Engineered Timber CLT and GLULAM - Some Firefighting Concerns.

Firefighting in Engineered Timber Buildings

The timber industry has been enjoying significant growth in the last decade, primarily due to the increase in mass timber products such as cross-laminated timber, glulam and laminated veneer lumber, as well as many board products such as OSB that make use of smaller offcuts. There has been much research into the fire resistance of engineered timber from a design perspective, although there are two conflicting trains of thought that the research to date is either proof enough, or incomplete, in demonstrating that a compartment predominantly consisting of exposed timber surfaces can survive a ‘burnout’.

However, there has been only a small amount of research directed at the problems likely to be faced by firefighters. It’s factual that the research so far has demonstrated that the fire dynamics associated with either encapsulated or exposed timber fire compartments, will present a range of conditions that can generate far more severe fires. Although not a complete guide to design, here are some important aspects of what we know may impact on firefighting:

1.   CLT: cross-laminated timber comprises layers of timber boards, also known as dimensional lumber, arranged perpendicular to one another and glued together, forming a single structural member. The perpendicular layers provide additional strength and stability.

2.   Glulam: glued laminated timber comprises layers of timber arranged along the same grain and glued together to produce a single structural member.

3.   LVL: laminated veneer lumber comprises multiple layers of wooden veneer bonded with glues.

4.   PSL: parallel strand lumber comprises multiple layers of thin wooden veneer strips, bonded with resin.

5.   Composite buildings, with elements of engineered timber, steel and concrete combined.

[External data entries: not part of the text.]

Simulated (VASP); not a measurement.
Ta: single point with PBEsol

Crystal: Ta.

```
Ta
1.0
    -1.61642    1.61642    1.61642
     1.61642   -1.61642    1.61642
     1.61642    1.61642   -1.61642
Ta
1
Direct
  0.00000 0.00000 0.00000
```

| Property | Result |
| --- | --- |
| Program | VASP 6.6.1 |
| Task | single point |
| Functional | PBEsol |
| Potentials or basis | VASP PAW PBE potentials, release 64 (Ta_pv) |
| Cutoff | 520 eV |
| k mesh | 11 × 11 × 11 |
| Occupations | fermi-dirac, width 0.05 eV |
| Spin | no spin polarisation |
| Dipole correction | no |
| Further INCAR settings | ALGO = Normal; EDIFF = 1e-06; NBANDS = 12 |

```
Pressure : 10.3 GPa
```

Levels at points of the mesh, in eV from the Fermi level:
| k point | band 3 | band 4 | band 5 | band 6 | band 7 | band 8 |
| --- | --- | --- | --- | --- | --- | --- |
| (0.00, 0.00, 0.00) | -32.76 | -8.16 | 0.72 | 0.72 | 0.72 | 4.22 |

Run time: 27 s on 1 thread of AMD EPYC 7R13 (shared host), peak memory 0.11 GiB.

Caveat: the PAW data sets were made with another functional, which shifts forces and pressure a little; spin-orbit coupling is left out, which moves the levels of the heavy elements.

Firefighting Considerations

Such buildings may be protected by encapsulation of structural elements, in part or totally. Compartmentalisation may reduce open-plan compartment sizes and active suppression systems may well exist. All such design features may lessen the impact of fire in most cases. However, research and past experience demonstrates that no amount of protection is guaranteed to prevent, mitigate or control every type of fire scenario and there must be some expectation of fire spread that is difficult to access, where high quantities of pyrolysis gases are being produced with very intense burning and the potential for structural collapse. These points are key when pre-designing and constructing but also where pre-planning strategy and tactics for such fires. Note some some evidence based expert views -

• Globally, there is no design methodology for quantifying the effect of exposed mass timber on the fire dynamics which has been thoroughly validated, even for small compartments that have been studied extensively from the 1960s. The largest compartment fire tests carried out to date with exposed mass timber surfaces are only 84m2 in floor area and are primarily representative of rooms in residential and hotel uses. There is no large-scale open plan test or experimental data available at present that is representative of typical office configurations. As a result, it is difficult to draw conclusions with respect to the fire dynamics of high-rise mass timber structures where open plan spaces are being proposed. (Rackauskaite; Kotsovinos and Barber 2020).
• Open-plan compartment floor areas (1000 to 4600 m2) for currently proposed mass timber buildings are up to to 55 times higher than timber compartments for which experimental data is available at this time. Computer modelling of fire growth and decay in such compartments has also failed to deliver reliable data at this time.
• At the same time, steel starts losing its strength at ~400oC and would still maintain ~50% of its strength at 550oC. In addition, its material properties are largely recoverable. However, for exposed mass timber structures, the timber, if the material reaches 100oC, would have lost 35% and 75% of its strength in tension and compression respectively (Law A, Hadden R (2020).

Wind Driven Fires are of Utmost Concern

• There has been little or no consideration to date in international research of how a wind-impacted fire might weaken a heavily engineered timber building. The impact of wind driven fires on exposed timber will create extremely intense burning that may develop increased risks of delamination of engineered timber, leading to multiple flashover events, backdrafts and other forms of rapid fire phenomena not commonly experienced in traditional constructions.
• The increase in heat release from such intense burning will likely place the exterior fa?ade under greater heat exposure as external flames lengthen, compared to a more code compliant traditional fire load. If a wind is preventing the release of such intense burning to the exterior and redirecting the burning fire gases back into the structure, the resulting fire will continue to spread further into the building and create an even larger fire for firefighters to deal with.
• This fire development may be so intense that the energy release (MW) may surpass any suppressive capacity (L/min) that can realistically be deployed by firefighters. Unlike traditional construction with non-combustible elements, such a fire may create a thermal runaway until collapse of the elements becomes inevitable.

Whilst it is clear that engineered timber is being considered a modern, sustainable and rapid form of construction, we do seriously need to place greater emphasis on ‘worst-case’ scenarios that are not currently considered for construction methods where non-combustible elements and materials are used.